When the going gets tough, the tough get going?
Earlier today, the morning radio program I listen to daily got a caller who asked for a DJ's opinion on Talk N' Text's walkout during Game 4 of the PBA Philippine Cup quarterfinals. Another DJ interjected with a comment about how walkouts seem to be the trend recently, from basketball games to Senate sessions. That observation suddenly made me wonder if we Filipinos are cultivating-- if not already propagating-- a walkout culture. When circumstances become (or perceived to become) too unfair, uneasy, unpleasant or altogether unbearable, we just up and leave in a huff.
Back when I was still a high school teacher, we rookies were exhorted by some more senior members of the faculty never to walk out in the middle of a class, no matter how angry or upset we got. The explanation was, the second you walk out of the classroom, "ikaw ang talo". We were discouraged from letting any difficulty defeat us, or allowing our frustrations to get the better of us. Above all, we could not let our students see us give up, even if we wanted to show that we were seriously steamed. Walking out would deliver the wrong message about not only giving up on a tough situation, but giving up on them.
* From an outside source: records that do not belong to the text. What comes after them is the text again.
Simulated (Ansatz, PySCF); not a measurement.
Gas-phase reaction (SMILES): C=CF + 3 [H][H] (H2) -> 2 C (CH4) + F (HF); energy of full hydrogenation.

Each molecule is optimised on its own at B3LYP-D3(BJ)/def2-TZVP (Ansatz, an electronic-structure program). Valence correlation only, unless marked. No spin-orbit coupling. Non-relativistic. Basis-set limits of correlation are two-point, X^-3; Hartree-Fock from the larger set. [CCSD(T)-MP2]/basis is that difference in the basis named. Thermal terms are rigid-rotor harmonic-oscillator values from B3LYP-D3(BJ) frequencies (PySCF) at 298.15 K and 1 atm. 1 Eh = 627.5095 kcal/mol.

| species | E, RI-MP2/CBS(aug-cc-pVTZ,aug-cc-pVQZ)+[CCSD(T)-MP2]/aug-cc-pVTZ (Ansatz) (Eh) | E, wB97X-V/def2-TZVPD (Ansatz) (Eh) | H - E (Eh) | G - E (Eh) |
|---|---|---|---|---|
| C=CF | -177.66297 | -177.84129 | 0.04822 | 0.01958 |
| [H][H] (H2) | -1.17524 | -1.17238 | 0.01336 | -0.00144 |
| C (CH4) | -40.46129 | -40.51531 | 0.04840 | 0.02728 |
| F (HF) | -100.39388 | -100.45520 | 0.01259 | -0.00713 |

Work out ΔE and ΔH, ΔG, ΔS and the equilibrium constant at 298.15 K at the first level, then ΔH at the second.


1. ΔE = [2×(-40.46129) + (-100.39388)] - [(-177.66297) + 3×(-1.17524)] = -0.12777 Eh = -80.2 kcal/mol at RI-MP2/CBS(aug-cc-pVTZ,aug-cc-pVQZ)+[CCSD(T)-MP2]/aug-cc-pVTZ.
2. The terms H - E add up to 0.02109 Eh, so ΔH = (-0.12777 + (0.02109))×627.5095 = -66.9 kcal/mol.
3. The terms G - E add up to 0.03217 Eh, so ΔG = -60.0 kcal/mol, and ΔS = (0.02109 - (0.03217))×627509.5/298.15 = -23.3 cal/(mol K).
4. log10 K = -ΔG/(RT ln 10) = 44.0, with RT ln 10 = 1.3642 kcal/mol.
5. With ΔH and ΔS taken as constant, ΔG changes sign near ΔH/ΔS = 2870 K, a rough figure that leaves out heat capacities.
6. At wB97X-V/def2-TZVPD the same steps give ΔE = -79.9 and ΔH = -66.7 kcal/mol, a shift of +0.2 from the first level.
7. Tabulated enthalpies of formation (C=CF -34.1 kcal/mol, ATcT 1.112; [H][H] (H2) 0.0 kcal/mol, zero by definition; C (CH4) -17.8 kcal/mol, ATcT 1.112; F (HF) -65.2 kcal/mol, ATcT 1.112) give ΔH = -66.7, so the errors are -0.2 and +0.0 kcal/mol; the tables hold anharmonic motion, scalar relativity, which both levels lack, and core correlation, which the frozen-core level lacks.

I understand the power of the emotions that compel and propel a walkout. Sometimes throwing your hands up and abandoning everything seems the only option available (it's either that or imploding). Sometimes you need to put some physical distance between the person and the problem, and get some room to breathe, and think. Sometimes you just want to tell the world you're really really pissed off, and you mean business. And sometimes the impulse to walk out even comes from good intentions: to protest a grievous ethical wrong, to stand up for a strong moral conviction, to prevent an already volatile issue from erupting, or to protect someone else from the damage or hurt you might inflict should you stay. Sometimes, walking out seems to be the "bigger" thing to do. But is it the right thing to do?
I've always considered myself a fighter, especially for people and things I value dearly. But it's that same passion that makes me get disheartened too quickly: when I feel like I've failed someone or something, it's painful for me to face it, and that's when the urge to walk out wells up. Most of the time though, I find enough strength to stick it out. I guess I'm too much of a fighter (or too much of a masochist) to throw in the towel and march off to the locker room with my head bowed. And I guess that's why in the 2 years I was a teacher, even on the days I felt like screaming and stomping out, I stood my ground. And I'm proud of that, that I didn't give up when times got tough. That I didn't give up on the kids I loved.
The cliche goes that the right thing is hardly ever easy. Walking out is not always easy, but I believe it is rarely right. Walking out is as good as quitting; it's a sign of weakness-- a weak character, and a weak spirit. When you walk out, you're surrendering what you believe in, what you value, what you love. When you walk out, it's leaving the fight unfinished-- it's losing without trying. Ikaw ang talo.
The fight may not always be fair, but at the very least see it through to the bitter end. Especially if it's something, or someone, worth fighting for.